Sunday, May 31, 2020


Case Comment
Basic Structure tendencies in the UK Parliament Prorogation Judgement

M Jashim Ali Chowdhury
PhD Candidate (Parliament Studies)
King’s College London

Published in SCLS Law Review, Vol 3 No 2 [May 2020] pp. 88-93

Abstract
The recent Parliament Prorogation Case (Cherry-Miller II) of the United Kingdom Supreme Court is being seen as a remarkable development in the constitutional system of United Kingdom. Though the UK started its journey towards a formal system of Separation of Power since 2005, a ‘weak form’ of judicial review in the nature of constitutional dialogue started since the 1998 Human Rights Act. The UK Supreme Court has shaped the system of judicial review significantly since 2017. The Gina Miller I (2017) was successful in asserting the sovereign parliament’s say in the Brexit process and thereby over the foreign affairs power of the executive. With the Supreme Court as an umpire in the power struggle between the legislature and executive, Gina Miller I marked the beginning of judiciary’s crippling into a tacit scheme of checks and balances. If Gina Miller I was a silent beginning, the recent Parliament Prorogation Case (Cherry-Miller II) perhaps constitutes a vocal articulation of judicial guardianship over the UK’s now-not-invisible scheme of checks and balances. This short analysis tries to argue why and how this is the case.

1. Introduction
Recent Parliament Prorogation Case in the UK has done more than annulling a Royal prerogative of prorogation. Mindful of the significant structural and doctrinal questions of constitutionalism involved, it is perhaps rightly asserted that it marks “the most significant judicial statement on the [UK] constitution in over 200 years”.[1] Implications of the decision are so conspicuous that critiques brand it as a “novel elevation of very general constitutional principles into actionable propositions of law” and also a “politically contestablereach of judicial power.[2] Before attempting the doctrinal aspects of the case, a brief account of recent structural adjustments in the UK’s constitutional system is necessary. A brief case history would then be followed by an elaboration of the constitutional principles surrounding the case. The case comment would then conclude by hinting some future implications of the decision.
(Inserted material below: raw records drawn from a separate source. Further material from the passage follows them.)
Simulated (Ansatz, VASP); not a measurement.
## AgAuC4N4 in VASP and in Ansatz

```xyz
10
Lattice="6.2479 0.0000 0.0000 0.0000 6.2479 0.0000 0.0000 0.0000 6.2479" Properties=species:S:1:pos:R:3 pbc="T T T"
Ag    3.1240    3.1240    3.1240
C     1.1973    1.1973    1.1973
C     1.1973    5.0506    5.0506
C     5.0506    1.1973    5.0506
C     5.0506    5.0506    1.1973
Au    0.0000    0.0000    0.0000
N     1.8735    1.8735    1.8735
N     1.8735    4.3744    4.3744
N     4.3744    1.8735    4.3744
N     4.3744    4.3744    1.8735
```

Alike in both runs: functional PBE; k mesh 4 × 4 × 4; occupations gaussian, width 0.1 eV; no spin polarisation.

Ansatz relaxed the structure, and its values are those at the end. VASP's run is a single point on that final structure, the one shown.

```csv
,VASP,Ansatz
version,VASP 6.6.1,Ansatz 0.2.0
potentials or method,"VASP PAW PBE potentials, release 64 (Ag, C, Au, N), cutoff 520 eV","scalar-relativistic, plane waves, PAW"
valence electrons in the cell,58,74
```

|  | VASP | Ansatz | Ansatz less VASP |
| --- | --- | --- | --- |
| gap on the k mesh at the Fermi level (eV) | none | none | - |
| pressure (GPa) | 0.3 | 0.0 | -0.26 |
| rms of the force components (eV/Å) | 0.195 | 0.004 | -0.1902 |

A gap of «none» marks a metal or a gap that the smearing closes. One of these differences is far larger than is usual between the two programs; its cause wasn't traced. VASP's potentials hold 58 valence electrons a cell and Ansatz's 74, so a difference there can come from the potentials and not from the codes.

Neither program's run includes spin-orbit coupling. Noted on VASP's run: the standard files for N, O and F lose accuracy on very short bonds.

2. The Institutional Context
The Westminster system of the United Kingdom is popularly known as a system of fusion, rather than separation, of executive, legislative and judicial powers. It is only in 1998 that the Human Rights Act marked the judiciary’s entry into an era of ‘democratic dialogue’[3] where the court would convey a signal of any other statute’s inconsistency of with rights protected by the Act.

Next, the Constitutional Reform Act of 2005 initiated a drastic structural realignment between the executive, legislature and the judiciary. House of Lords lost its Highest Court of Appeal status. Instead, framework for a separate Supreme Court was laid down. Lord Chancellor’s tripartite role of Justice Minister, Chief of the Judiciary and Speaker of the Lords was curtailed down to Ministry of Justice only. A separate Judicial Appointments Commission was established. Speakership of the House of Lords was assigned to an elected Lord. If the Constitutional Reform Act 2005 stands for the UK’s transformation from a system of Fusion of Powers towards one of Separation of Powers,[4] the recent Parliament Prorogation Case, it may be argued, might have initiated the system Checks and Balances there.

3. Case History
In 2016, British people voted by a very narrow margin for UK to leave the European Union. Soon after the referendum, a civil rights activist Gina Miller approached the court seeking a declaration that the government of UK may not leave the EU with or without a negotiated deal unless the deal or no-deal is explicitly endorsed by the Parliament. By now known as Gina Miller I, the case was successful in establishing that government’s unilateral move with the Brexit process would affect the parliament’s pre-established say under the European Communities Act 1972 (Miller v Secretary of State for Exiting the European Union [2017] UKSC 5).

Parliamentary participation in the Brexit process being settled,[5] the European Union (Withdrawal) Act 2018 fixed April 12, 2019 as the exit date for Britain. Later, parliament rejected Prime Minister Theresa May’s negotiated Brexit Deal thrice. It also twice disapproved the option of leaving EU without any deal. Theresa May’s failure to deliver Brexit within April 12, 2019 resulted in the passage of European Union (Withdrawal) Act 2019 which called for extension of Brexit date beyond April 12, 2019. Consequently, UK and the EU agreed on October 31, 2019 as the new deadline for Brexit. By the law, Britain would move out of EU on October 31 if nothing otherwise is done by the government or parliament in the meantime.[6]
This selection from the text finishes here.